Corvair: Why Did the Car Fail?
Although the Chevrolet Corvair had been produced for 10 years, with over 1.3 million cars sold during that time, by some standards, some may feel the car had failed due to bad press and Ralph Nader's book, which pointed out some issues detrimental to it. Others feel that Corvair had simply run its course and Chevrolet was moving on.
With regards to Nader's book, only Chapter 1 dealt with the car. Nader's criticism about the Corvair handling focused only on the 1960-63 models, which did have an issue if the car was pushed. Nader's book was not published until 1965, five years into Corvair's life span. Early on, press accounts favored the car a lot, it got Car of the Year awards, it was featured in major automotive magazines. The 1965-69 models had a totally different suspension different than what Nader called a hazard. The car continued to receive good press and awards.
Nader's book did not give the car a "death" blow, as some think, it stained its image but the 65-66 models sold very well at $2500 each. So what happened?

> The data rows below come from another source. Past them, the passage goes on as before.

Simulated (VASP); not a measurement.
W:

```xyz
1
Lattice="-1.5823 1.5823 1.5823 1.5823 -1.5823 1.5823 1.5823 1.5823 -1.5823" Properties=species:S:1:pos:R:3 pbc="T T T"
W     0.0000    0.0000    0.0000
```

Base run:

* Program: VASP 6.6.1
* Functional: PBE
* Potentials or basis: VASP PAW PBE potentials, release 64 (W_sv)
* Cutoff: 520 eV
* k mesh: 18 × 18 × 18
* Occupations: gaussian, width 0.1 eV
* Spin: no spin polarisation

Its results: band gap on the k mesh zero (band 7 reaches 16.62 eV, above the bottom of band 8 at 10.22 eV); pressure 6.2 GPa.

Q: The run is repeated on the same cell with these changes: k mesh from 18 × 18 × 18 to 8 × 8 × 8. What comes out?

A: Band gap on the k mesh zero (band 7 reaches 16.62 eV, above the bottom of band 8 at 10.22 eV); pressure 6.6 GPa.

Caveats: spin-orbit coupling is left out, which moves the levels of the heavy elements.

It was a combination of events that slowly murdered the car. Even today, there are two groups of people who know about the car: those who hate it and those who love it. Those in the "hate it" group had a bad experience with the car from a mechanical point of view. They will say it was "temperamental", "always leaked oil", "there was something always wrong" or "too costly to maintain". You will hear about how exhaust fumes ended up in the compartment when the heater was on, or the smell of oil and smoke coming from the engine vents at a stop light.
The haters of the Corvair had legitimate issues. Unlike other Chevy's, the Corvair was aircooled and aluminum engine, it was a unique design and required proper maintenance on a regular basis, correct tire inflation. It was not a car that you "forget" about. If you did, it would cause problems more frequently. So, it was temperamental if not maintained. The carburetors tended to clog more often due to the tiny, tiny gas outlet holes. This would affect your idle and acceleration.
So, word of mouth and hearsay from former owners had a definite negative impact on sales. Another killer of the Corvair were the times. 1965 was the start of the American muscle car, meaning 427 Hp engines, the Ford Mustang Fastback, Chevy Malibu SS, Barracuda and many more. Gas was only 25 cents a gallon, so these gas guzzlers had their appeal for the same price. The Corvair was never meant to be this kind of car, even its Corsa, only had up to 180 Hp. Because the car was so "racy" looking, consumers thought and expected it to be just that, when it was not. This is not to say that the car was not superior to many in handling a racetrack, it was, but as many have said, it was a "poor man's porsche".
Thus, the Corvair had stiff competition from others for the same consumer dollar. Another killer might have been Chevy themselves. They released Camaro in 1967 to compete with the Mustang, this did not help Corvair. But Chevy also from 65-69, made few real changes to the car but for trim. There were no more major body changes, so a 65 looks like a 69. Gas economy cars like the Corvair were seen as "not needed" then either when gas was so cheap. Had the car been sold when gas economy was important (70s), it might have survived longer.
All of the above contributed to its demise. Many still think it remains one of America's best designed cars from the 60s.